Print

In the Mix

Mayor Wharton addresses schools issue in ‘state of the city’ speech

Bill Dries - The Daily News -

Memphis Mayor A C Wharton Jr. went on the road Wednesday with a campaign for the fence between opponents and proponents of a Memphis City Schools system charter surrender.

Wharton’s state of the city speech to the Memphis Kiwanis Club came the day after Wharton and Shelby County Mayor Mark Luttrell called for a four- to five-month period of transition planning if the charter surrender is approved by voters in February.

Wharton told the crowd of 150 at The Peabody hotel that some citizens have told him to “butt out” of the schools standoff.

“The superficially easy answer for me is to say shut it down because I won’t have to pay that $70 million,” Wharton said. “But it is so short sighted. You show me a city whose mayor says, ‘I don’t do schools,’ … and I’ll show you a city that’s on a death trajectory.”

An MCS charter surrender would effectively consolidate Shelby County’s two public school systems.

Wharton and Luttrell want the Tennessee Legislature to approve an 11-member planning team they would appoint. The group would hold its first meeting within 15 days of being appointed and come up with a transition plan within four months to be presented to the Shelby County Commission and the Shelby County Schools board.

Under state law, the county school board assumes control of the new countywide school system as soon as the referendum results are certified by the Shelby County Election Commission.

Shelby County school board chairman David Pickler emphasized that control earlier this week.

Beyond that, however, Wharton said state law does not address how a transition would work in the case of Shelby County.

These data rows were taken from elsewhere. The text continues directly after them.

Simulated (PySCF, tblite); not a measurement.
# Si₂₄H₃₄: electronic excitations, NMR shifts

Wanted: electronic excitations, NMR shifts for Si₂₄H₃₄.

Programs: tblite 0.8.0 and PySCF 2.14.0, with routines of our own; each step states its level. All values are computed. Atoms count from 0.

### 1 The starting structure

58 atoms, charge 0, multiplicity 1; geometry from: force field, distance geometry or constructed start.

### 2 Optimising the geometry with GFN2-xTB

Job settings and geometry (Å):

And he said Wednesday he and Luttrell want the political debate to remain focused on how the school system will operate on a day-to-day basis if the charter surrender is approved by voters and “not look for malicious motives.”

“Dr. Cash will make it,” Wharton said of MCS superintendent Kriner Cash. “He’ll make it regardless of what happens. School board members will make it. David Pickler will make it. They’ll be just fine regardless of what happens. But who is looking out for the children?”

The planning team is borrowed from state law governing other kinds of school system consolidations – ones in which both school systems agree to pursue a merger. But Wharton and Luttrell have been advised by their attorneys the law doesn’t apply to Memphis and Shelby County schools because of the unique nature of the special school district status.

A new state law to cover the unique Memphis circumstances, however, could be a tall order with unintended political side effects, according to Democratic state Rep. G.A. Hardaway of Memphis.

“It won’t be easy,” he said. “How do you get a firm commitment that this piece of legislation would proceed and yet not open the door … for the legislation that the vote is actually trying to beat to the finish line?”

The other legislation is special school district status the Shelby County Schools has sought in the Legislature for the last decade. It was the improved chances of that legislation passing this year that prompted the race to the ballot for the MCS charter surrender questions.

During the first in a series of speeches this month, Wharton also offered a preview of his budget proposal.

He all but ruled out a property tax hike increase and said the city will rely on budget cuts as well as a cap on Capital Improvements Project (CIP) spending that he vowed to hold “to a bare minimum.”